Dec 23, 2016
"Passengers": It might have seemed like a clever idea at one point to have two of the hottest young stars in movies today, Jennifer Lawrence and Chris Pratt, team up for what amounts to a combination of a space-age Adam and Eve story done up as a bad ripoff of the Sandra Bullock-George Clooney masterpiece "Gravity." But this film - about a man who accidentally breaks free of his hibernation pod 90 years ahead of schedule while traveling through space among 5000 other hibernating humans, and then opts to release a woman so he can have a companion – does nearly everything wrong.
The first 40 minutes don't even feature Lawrence at all, as Pratt comes to reckon with his situation, and then when she is brought to life, the audience is subjected to her learning how to cope with the loneliness of her situation as well. The audience is also subjected to a lot of boring "getting to know you" moments leading up to the world's most obvious romance. Let's face it, if the last person you'll ever see is one of these two gorgeous people, would you resist making a connection with them?
Lawrence discovers that Pratt forced her out of her pod, and winds up freaking out in the first annoying performance of her career. Then, the space station they're on suddenly goes haywire, apparently for the sole purpose of tricking audiences into thinking they got something for their money other than watching these two actors make googly eyes at each other for two hours.

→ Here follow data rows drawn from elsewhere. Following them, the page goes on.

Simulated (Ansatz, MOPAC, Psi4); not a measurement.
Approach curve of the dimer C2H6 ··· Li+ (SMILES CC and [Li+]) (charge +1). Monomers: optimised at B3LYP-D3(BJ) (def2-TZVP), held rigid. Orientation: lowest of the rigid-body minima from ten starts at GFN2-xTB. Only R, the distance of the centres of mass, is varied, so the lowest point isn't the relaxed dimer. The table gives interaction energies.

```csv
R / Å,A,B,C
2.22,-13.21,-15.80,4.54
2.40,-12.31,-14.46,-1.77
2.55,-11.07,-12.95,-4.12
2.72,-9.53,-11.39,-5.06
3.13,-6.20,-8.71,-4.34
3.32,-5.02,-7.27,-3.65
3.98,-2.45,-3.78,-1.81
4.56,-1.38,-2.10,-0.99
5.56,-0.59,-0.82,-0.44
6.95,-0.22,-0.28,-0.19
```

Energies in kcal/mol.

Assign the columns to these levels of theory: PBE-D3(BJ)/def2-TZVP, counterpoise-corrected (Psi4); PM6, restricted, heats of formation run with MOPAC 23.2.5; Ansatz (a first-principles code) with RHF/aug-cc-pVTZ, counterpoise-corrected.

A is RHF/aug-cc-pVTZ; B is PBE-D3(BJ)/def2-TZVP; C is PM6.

The way that they resolve the crisis defies all logic, and the scenario is nowhere near as complex as it should be. It also leads to an ending that feels completely rushed, poorly thought out and unearned.
The movie only has one S word for foul language, but audiences will see Pratt's bare derriere a couple times as he's in a shower or roaming the hallways, and there are two brief shadowy sex scenes and a third moment where the camera turns away as the pair are about to have sex in an empty cafeteria. On the plus side, Pratt offers her a wedding ring even though there's no way in the universe they can get married by another person.
"Collateral Beauty": Will Smith plays a successful ad exec named Howard who is traumatized by the death of his young daughter and has spent the past two years sleepwalking through life. But when a huge offer comes to buy out his agency and his closest friends and co-workers (played by Michael Pena, Edward Norton and Kate Winslet) believe the sale is at risk due to his lack of interest, they step in for an unusual intervention.
The friends hire actors to play human manifestations of Time, Love and Death, because Howard writes letters to those concepts as his way of processing his grief. When Death (Helen Mirren), Love (Keira Knightley) and Time (Jacob Latimore) arrive in real-world settings and make Howard believe that only he sees them, he goes for help to a grief-support group that helps him begin real healing, by making him appreciate the good that still remains in his life – aka the "collateral beauty."
This may all sound like a great and moving concept for a movie, but the script by Allen Loeb is almost stupendously awful. Characters explain things, in-depth and all the time, while the actors look bored. It's a shame that there is such an amazing cast (Smith, Mirren, Norton, Winslet, and Knightley) who apparently didn't bother to read the script thoroughly before cashing their paychecks.
To see another movie that handles issues of grief and death in a much more powerful, profound and moving way, check out "A Monster Calls." "Monster" opens in ten major cities this weekend, but I'll review it when it goes nationwide on Jan. 6.